Thursday, November 6, 2008

The audacity of hope.

Many times in my life, I have told people that hope is a waste. That hope is, in fact, hopeless. Hope, to me, represents faith, only without the grounds for faith. Faith is something you have in your family, in your teammates on the sports field, in the decency of people, in the American dollar (maybe not so much anymore), in your friends that you find most dear, in God. There is no proof that God exists, at least not in a scientific sense. Your friends could abandon you, people could watch someone hurt die without a second thought, Dean could at some point drop a disc. These things are not law. And yet you believe, with all of your heart, and you are seldom wrong.

You believe because you want to believe, because somehow you know that what you have faith in will not fail.

It is an exercise in futility to spend time hoping. Hope is rooting for the Orioles, desperately trying to will them to a World Series from my couch. Hope is a lottery ticket. Hope is wishing that people who have left you will come back and it will be the same as always. It's hoping that there's a mistake and a free pizza gets delivered to your house. It's dreaming of that foul ball, curving perfectly into the stands and into your hands off the bat of your favorite player. Hope is a selfish (or sometimes unselfish) prayer. It's wishing upon a star.


Just like faith, there is no proof that you will have this happen to you. There's simply no way of knowing which lottery ticket wins. But unlike faith, it would be foolish to believe in your heart of hearts that the ticket in your hand is the $4.7 million jackpot. Hope is a bad Bon Jovi song.

After all of this, after years of disdaining every second that I have had to rely on hope, something amazing happens. Barack Obama, a black man with just under four years of experience in the Senate, a man who had to overcome near impossible odds to reach this point, told me to hope. To bank on the relatively unknown. To hope that change is coming to our dying country. The sort of change that seems more impossible than the odds he has already overcome. This man will become the president of our country, the country that I am so often glad to live in, but that I am so often not proud of.

I don't have faith in him yet. I don't know what he will do. Who knows what our new government is capable of? Who knows if the hole is already too deep?

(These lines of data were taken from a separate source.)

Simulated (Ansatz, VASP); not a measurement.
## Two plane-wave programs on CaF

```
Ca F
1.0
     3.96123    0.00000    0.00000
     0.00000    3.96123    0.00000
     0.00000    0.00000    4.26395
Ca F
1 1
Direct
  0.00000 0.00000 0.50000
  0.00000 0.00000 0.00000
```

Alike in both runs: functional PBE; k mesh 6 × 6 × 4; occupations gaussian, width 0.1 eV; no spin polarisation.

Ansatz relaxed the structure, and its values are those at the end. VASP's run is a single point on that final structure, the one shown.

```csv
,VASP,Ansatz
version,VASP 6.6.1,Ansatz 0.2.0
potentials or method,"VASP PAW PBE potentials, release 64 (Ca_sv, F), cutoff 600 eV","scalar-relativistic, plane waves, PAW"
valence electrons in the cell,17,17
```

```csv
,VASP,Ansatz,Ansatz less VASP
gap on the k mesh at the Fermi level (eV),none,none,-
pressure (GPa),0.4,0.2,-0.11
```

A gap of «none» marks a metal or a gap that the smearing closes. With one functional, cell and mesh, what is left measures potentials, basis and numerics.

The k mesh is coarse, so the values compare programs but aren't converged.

And yet, on Tuesday I voted for him. I went home and sat down. I remembered the way I felt as I stood in line in Baltimore City to vote, and how the air tasted in that stale church, as people buzzed in excitement. No one said the name "Obama" as I stood there, but the news later confirmed what I already knew: Obama had taken 90% of the vote in the city. I knew. I had seen those people on the buses, on the street, in the parks, by the Inner Harbor. They had changed, something had filled them.

That night my eyes clouded with tears as I watched thousands cheer on my television. It was over, and it was all about to start. And I felt something. Something more than just the moment.

So this is what hope feels like, I realized.